It was Halloween a few days ago. Despite the horror films, and the endless procession of kids dressed up as witches, zombies, and Demogorgon’s, the scariest bit of the day didn’t actually take place after dark. Instead, it happened at about 8am in the morning, as I sat, in a t-shirt, drinking a coffee in the garden. The thermometer said it was 15°C. It was October 31st. It shouldn’t be this warm…

The weeks leading up to Halloween, and to COP27 (the UN Climate Change Conference which starts on Sunday in Egypt), have provided frightening reading. At the start of October, the WWF released the Living Planet Report 2022. The message from this was clear; this is a code red for the planet (and for us) and the door is closing rapidly on our ability to respond to the climate and biodiversity crisis that is overwhelming the natural world. Between 1970 and 2018, wild populations around the world declined by more than two thirds, and without immediate and substantial action, this situation will only get worse.

As October drew to a close, UN reports highlighted a woeful lack of progress in addressing the climate crisis, with headlines of ‘irreversible climate breakdown’ and ‘no credible pathway to keep temperature rise below 1.5°C’. The selection by Collins Dictionary of ‘Permacrisis’ (defined as an extended period of instability and insecurity) as their word of the year for 2022, seems, if anything, to understate where we now find ourselves.

This is genuinely scary stuff. Noted geochemist Wallace Broeker, said in 1998 that ‘climate is an angry beast, and we’re poking it with sticks’, and in the 25 years since, humanity has not only continued to poke it, but we’ve swapped the sticks for clubs. We have seen yet another year of catastrophic extreme weather events. July 19th 2022 saw the highest temperature ever recorded (40.3°C) in the UK, and reports of floods, wildfires, hurricanes and droughts have become almost daily features of the global news.

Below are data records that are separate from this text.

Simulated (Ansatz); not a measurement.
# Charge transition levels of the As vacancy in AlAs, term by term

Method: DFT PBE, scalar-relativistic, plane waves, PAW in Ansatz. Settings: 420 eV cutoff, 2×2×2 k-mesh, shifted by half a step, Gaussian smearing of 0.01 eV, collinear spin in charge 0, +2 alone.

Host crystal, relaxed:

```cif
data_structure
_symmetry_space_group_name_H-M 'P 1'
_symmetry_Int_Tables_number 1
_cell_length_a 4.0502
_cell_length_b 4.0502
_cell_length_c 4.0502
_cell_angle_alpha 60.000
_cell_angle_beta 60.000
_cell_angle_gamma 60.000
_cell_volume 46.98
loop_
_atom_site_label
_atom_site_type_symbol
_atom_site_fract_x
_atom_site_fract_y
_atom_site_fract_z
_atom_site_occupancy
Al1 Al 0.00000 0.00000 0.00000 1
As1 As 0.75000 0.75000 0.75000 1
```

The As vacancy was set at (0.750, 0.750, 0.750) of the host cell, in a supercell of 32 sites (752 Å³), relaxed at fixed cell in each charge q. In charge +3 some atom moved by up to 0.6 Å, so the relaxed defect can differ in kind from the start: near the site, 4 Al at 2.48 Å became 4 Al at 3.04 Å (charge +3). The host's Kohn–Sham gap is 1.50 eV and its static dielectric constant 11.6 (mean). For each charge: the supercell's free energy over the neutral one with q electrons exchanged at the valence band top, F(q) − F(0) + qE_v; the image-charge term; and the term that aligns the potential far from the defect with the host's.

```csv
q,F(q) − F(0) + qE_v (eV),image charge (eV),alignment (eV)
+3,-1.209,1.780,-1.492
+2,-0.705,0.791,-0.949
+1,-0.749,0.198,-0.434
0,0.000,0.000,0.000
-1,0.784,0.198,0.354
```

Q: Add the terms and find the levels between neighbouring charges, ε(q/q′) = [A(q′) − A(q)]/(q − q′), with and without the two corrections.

Despite the gloomy forecasts we believe there is light. As a conservation charity we deal in hope and we act to protect at-risk animals and plants from the impacts of biodiversity loss; it’s why we’re here and it’s what we do. Nature isn’t something that exists ‘over there’. Its part and parcel of our daily lives and it’s something that’s essential for our survival and future. It’s also something that’s in desperate trouble and that needs our help. The answers to our current challenges all lie in our living in harmony with nature. By helping people to understand that every species is special, that everything is connected, and that every action matters, we believe we can help show the way forward and bring people together to join us in this vital work.

We need to act. Now. We’ll be following the progress of COP27 and awaiting its outcomes. We hope our leaders will make the urgent and necessary decisions to give our planet the chance it needs before it’s too late.